Sexting research highlights the importance of teaching teenagers consent

Aoibhín Meghen

Research from the National Anti-Bullying Centre in DCU found that almost half of surveyed secondary students have been frequently asked to send sexually explicit messages (sexts).

According to the study entitled ‘It’s not just sexy pics: An investigation into sexting behaviour and behavioural problems in adolescents’ 44 percent of teenagers have  frequently been asked to send sexts which may include text messages, photos or videos.

Girls were almost twice as likely to be asked to sext then boys. 29.5 percent of females surveyed versus 15.2 percent of males.

Girls were also more likely to receive unsolicited sexts. According to the report almost 22 per cent of females were frequently sent sexts that they did not want.

This finding is concerning for Mairead Foody, head researcher on this report. Foody says that although much of their findings fit with previous research and literature, the team were surprised to see the number of unsolicited images being received by girls.

“Girls in particular were frequently receiving sexual images that they had not requested,” says Foody.

She said that researchers were not concerned about sexting “if it forms part of healthy and consensual relationships,” however, their findings on unsolicited sexting were worrying.

“Non-consensual sharing of sexual images as this can cause victimisation and is a form of online sexual harassment and abuse,” says Foody.

Foody feels that the topic of consent in the online sphere is something that needs to be addressed more often in order to protect young people.

Currently DCU Students’ Union is hosting its annual Sexual Health Awareness and Guidance (SHAG) Fest.

A major focus this year is on consent and image based sexual assault (IBSA) according to Vice President for Welfare and Equality, Dean O’Reilly.

The events are guided by the principle that “sexual activity or relationships or sexual health or any sort of them within that sphere, should be guided by consent and should be fun and should be enjoyable,” says O’Reilly.

SHAG Fest, previously called SHAG Week, is an event that takes place across Irish universities in partnership with the Union of Students of Ireland.

According to O’Reilly SHAG Fest “adds on to the lack of sexual health education that we see at second level and the lack of diversity and nuance within the sexual health education.”

It is designed to educate students on consent, boundaries and healthy relationships, as well as body positivity, and “empower students to feel like they have control over their sexual lives,” O’Reilly explains.

O’Reilly feels that research like that done by The National Anti-Bullying Centre is essential to having a healthy discussion about relationships and sex.

He believes that you can’t “have any meaningful conversation about sexual health or sexual relationships without that base knowledge of covering what consent is and covering what a healthy relationship could look like and how to navigate that communication.”

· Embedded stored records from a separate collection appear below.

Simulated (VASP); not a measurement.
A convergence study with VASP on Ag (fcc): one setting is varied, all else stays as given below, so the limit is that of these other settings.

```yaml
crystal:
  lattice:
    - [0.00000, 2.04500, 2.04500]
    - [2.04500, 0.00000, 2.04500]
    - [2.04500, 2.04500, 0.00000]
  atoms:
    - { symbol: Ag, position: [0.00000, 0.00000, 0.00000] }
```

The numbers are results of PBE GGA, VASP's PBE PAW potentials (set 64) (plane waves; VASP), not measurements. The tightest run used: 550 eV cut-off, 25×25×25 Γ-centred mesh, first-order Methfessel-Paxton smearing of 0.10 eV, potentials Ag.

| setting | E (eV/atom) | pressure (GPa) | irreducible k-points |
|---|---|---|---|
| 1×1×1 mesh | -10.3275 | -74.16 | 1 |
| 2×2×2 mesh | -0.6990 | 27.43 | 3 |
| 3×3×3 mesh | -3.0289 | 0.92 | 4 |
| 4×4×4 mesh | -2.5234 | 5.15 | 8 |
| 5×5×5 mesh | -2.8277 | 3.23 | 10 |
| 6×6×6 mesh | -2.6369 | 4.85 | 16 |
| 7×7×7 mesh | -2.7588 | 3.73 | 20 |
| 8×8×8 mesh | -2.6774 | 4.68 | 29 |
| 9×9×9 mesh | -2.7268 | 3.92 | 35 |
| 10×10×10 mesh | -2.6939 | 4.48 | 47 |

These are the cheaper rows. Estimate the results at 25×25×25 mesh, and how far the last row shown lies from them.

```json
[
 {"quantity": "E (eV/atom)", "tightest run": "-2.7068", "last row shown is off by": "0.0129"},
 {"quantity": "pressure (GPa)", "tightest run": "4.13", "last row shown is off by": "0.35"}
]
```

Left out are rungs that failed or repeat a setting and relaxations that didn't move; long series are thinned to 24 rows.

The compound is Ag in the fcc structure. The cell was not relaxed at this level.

Foody is of a similar view, she feels “that young people themselves are discussing consent more than ever before but it is not considered in the online space as much.”

“We need to ask consent to send and share pictures of other people at all times, but especially if they are of sexual nature.”

The research from the National Anti-Bullying Centre in DCU surveyed 848 teenagers from schools across Ireland between the ages of 15 and 18.